Saturday, October 2, 2010

A year in a life

One year ago today I was home stressing about getting the girls in school and hoping that I didn’t take too much time before I went back to work.

It is a year later and the world is still here and I have a job and my wife and I still talk to each other, it is a lot less and there is no TV after ten pm mostly, but the world still continues to turn and things good and bad continue to happen in the world.
Hallway in Valgium

My life has changed. Several years ago if I was given the chance to look ahead to the year 2010 I would not really see much in my life that I would recognize. I’m not saying it is a bad life. It’s just very different than I ever imagined it, isn’t it always?

Growing up I had this fuzzy vision that I would get a job in the city work and get married around twenty-seven, have two, three kids and live my version of ‘father knows best’. It’s funny how life has other plans for you. There is a line in a John Lennon song (who on October 9th would of turned 70, and has been gone almost as long as he was alive) that life is what happens while you’re busy making plans and I guess that is what has happen to me.
Table for going away party

I never would have ever adopted children if not for my wife. She was and is the unstoppable force behind all this life changing experience that has gone on and I say that with all love and admiration. Life with me is not easy and I could never have imagined adopting children, much less going to a country half way around the world and staying there for a month and then bring them home and trying to build a life.

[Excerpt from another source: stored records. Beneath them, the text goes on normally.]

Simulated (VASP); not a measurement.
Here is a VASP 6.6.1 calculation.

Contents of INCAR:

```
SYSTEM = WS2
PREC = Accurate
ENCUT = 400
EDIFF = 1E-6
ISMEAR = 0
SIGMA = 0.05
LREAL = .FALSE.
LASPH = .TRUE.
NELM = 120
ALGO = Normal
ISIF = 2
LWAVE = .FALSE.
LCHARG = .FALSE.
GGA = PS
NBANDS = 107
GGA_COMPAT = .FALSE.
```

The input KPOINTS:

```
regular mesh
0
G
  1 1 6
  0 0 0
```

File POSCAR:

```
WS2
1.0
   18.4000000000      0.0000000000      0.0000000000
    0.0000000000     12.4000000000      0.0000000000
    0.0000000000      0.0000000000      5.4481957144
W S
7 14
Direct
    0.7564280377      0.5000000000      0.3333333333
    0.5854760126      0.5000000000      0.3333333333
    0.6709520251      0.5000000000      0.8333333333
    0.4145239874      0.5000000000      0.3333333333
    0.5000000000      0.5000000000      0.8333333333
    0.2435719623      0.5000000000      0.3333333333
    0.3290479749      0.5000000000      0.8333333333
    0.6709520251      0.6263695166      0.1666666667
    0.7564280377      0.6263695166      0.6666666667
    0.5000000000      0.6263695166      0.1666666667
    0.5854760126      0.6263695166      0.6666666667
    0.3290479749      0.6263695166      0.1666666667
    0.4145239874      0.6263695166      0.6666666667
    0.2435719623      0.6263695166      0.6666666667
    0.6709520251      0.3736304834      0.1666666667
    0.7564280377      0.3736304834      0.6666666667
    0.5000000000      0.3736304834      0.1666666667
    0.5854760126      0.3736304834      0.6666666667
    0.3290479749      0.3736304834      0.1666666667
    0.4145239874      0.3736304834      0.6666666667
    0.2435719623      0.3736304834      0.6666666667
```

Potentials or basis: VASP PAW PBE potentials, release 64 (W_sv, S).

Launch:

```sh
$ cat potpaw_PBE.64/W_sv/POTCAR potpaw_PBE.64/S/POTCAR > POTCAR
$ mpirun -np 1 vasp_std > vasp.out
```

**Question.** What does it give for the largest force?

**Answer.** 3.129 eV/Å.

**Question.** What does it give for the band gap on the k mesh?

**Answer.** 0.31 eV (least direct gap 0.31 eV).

The only two major contributions that I made were when we got the reports on the girls and we were given a choice between two girls and a boy. One of the girls was supposed to be mentally handicapped and Teri was unsure what to do. I said take a chance we can always say we don’t want to adopt them. After a day or so we knew we would never be returning them. The other contribution I made has been lost, because I had to leave and check on the nut bread that Teri is making and I don’t remember it.

Market outside hotel in Birobidjan
It is hard to believe that a year ago we would get on the computer and have it translate anything we wanted to say to the girls. We have not done that for at least six months. They speak English about as well as they speak Russian, which means that they are not very proficient in either language. Their school work is still below their grade level and I am concerned. Their adoption to our culture has been quick and startling. They hang around Amanda Monday through Friday in the afternoons and she is at that age where all the popular music comes from her. I remember when music was just music to me and I didn’t care what people felt was bad or good about the music. That has all changed. Lady Gaga, and all the other music acts that I don’t know and am very suspicious of and really don’t like because of no other reason than they are not my music and are singing about stuff that I don’t want my kid to hear. Is that clear? I know I didn’t understand it either.

The days of throwing the kids outside and letting them do what they want, like I used to do as a kid are long gone and I am sad for this generation. I would get home from school. Wait for my best friend Mike to get home from catholic school and then we would do what we wanted to do and do it outside mostly or in his basement or in my room, but the concept of a play date was and is ridiculous. That and using antiseptic wipes all the time and sheltering our kids from the outside world is little too much. I don’t mean we should put the kids outside and let them run wild and unsupervised like we were. There are too many greater dangers now, then before, time to get off my soap box.

To Elena’s Russian grandmother and both of their Russian fathers, both girls are alive and doing fine, better than I ever could have hoped for.